Just like proposals for a “European” credit rating agency or to suspend sovereign ratings were shelved, these proposals are made as part of the normal back and forth between member states.
The Tories can’t push for anything in the EU without the risk of a general election, so how will they be able to get anything in this parliamentary term? Cameron has already shown he is all talk.
The crisis in Europe isn’t a particularly European crisis. The markets are just having their way because they can, because governments have/had been unwilling to really defend each other and the Euro.
The real crisis is the world wide jobs crisis. The real crisis for Europe and the rest of the West is the challenge of dealing simultaneously with aging populations and youth unemployment while Asia rises.
What is happening in Europe isn’t about the Euro, it’s about austerity. Germany used to think it could impose austerity without giving anything in return. Its thinking is also changing. It has agreed not only on the above, but also on further Cohesion funding and therefore abandoned its blockage of several initiatives in the Council.

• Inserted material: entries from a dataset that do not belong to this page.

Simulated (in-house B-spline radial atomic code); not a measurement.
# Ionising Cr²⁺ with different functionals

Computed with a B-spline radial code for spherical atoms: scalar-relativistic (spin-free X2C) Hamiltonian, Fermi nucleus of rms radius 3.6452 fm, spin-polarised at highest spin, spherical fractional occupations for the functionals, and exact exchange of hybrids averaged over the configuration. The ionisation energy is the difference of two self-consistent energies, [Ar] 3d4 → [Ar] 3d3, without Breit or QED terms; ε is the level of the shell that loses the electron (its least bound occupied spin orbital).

With France and Italy losing their AAA credit ratings, Germany stands alone. Having very good economists, it knows its economy will suffer if the Euro zone breaks and decides to devalue or its members plunge further into recession.
With the Euro overvalued and inflation still manageable (and there being little risk of significant wage inflation), there is leeway for Germany to cater for its partners needs as it has started doing.
Germany’s model of austerity is doomed unless it increases stimulus. It has also already started moving in this direction with tax cuts.
In the end this crisis is a crisis of democracy. The problem with the EU is not, as the eurosceptics argue, that the misnamed European Parliament (it is just one Chamber of the bicameral asymmetrical powers legislative -France has also brought up the problem of non-Euro states delegations voting in Parliament over Euro zone legislation-) doesn’t work or that the Commission and the President of the European Council are unelected.
The problem is that the most powerful actor in the EU is the Council, which although elected, isn’t elected all at the same time.
The other problem is of course the unanimity rule, but this has proven to be actually more manageable than usually thought. Multispeed Europe was a matter of fact since the beginning (remember EFTA, the never approved Defense Community, etc).
The process of integration has always had some frontrunners. When the Treaties didn’t give way, new treaties were signed, not just reformed, just like is happening now.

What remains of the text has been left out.